I am an atheist. I am also an alcoholic. The one has fuck-all to do with the other. However, the treatment center that I successfully went through and ‘graduated’ from less than a week ago is 12 Step, Alcoholics Anonymous based. AA has a lot of God in it, for anyone that hasn’t looked into it. The program itself is a bit more flexible than that, but they refuse to edit the AA basic text (the Big Book, as it’s called) out of a reverence for it that is very like the religious person’s reverence for their holy text(s), and to put it bluntly, the Big Book was written from the perspective of people whose milieu was 1930s very White, very Protestant, and very Male. And this is the Midwest. The coasts may have adapted and have meetings where altered versions of the Steps and Traditions are read and they don’t end every meeting with the Lord’s Prayer, but not here in the Bible Belt.

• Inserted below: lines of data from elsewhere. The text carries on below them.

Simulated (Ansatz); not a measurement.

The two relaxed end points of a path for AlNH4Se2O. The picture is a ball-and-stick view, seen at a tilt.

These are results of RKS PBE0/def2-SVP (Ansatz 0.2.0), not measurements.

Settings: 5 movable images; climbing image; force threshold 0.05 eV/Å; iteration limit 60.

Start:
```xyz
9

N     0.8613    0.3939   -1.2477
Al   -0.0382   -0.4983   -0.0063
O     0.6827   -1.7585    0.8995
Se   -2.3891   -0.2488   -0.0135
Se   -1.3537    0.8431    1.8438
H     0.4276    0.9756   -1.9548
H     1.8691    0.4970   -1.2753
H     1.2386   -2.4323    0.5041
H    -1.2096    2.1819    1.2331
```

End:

However, I needed and need help. Sobriety is not something I was able to accomplish on my own. I tried. And tried. And tried. And it hurt. A lot. I hurt myself nearly to death, and I hurt a lot of the people I love. Fortunately for me, I have the most wonderful friends in the world that care for me and love me even more, I think, than I gave myself leave to love them. They got me into treatment, and here I am. More background later, I’m just trying to get this going before I lose my nerve for now.
So this is going to be the story as it unfolds of my journey as an Atheist/Secular Humanist going through the AA program and holding on for dear life. Should be a good time! So help me stay sober, love, and this’ll all work out.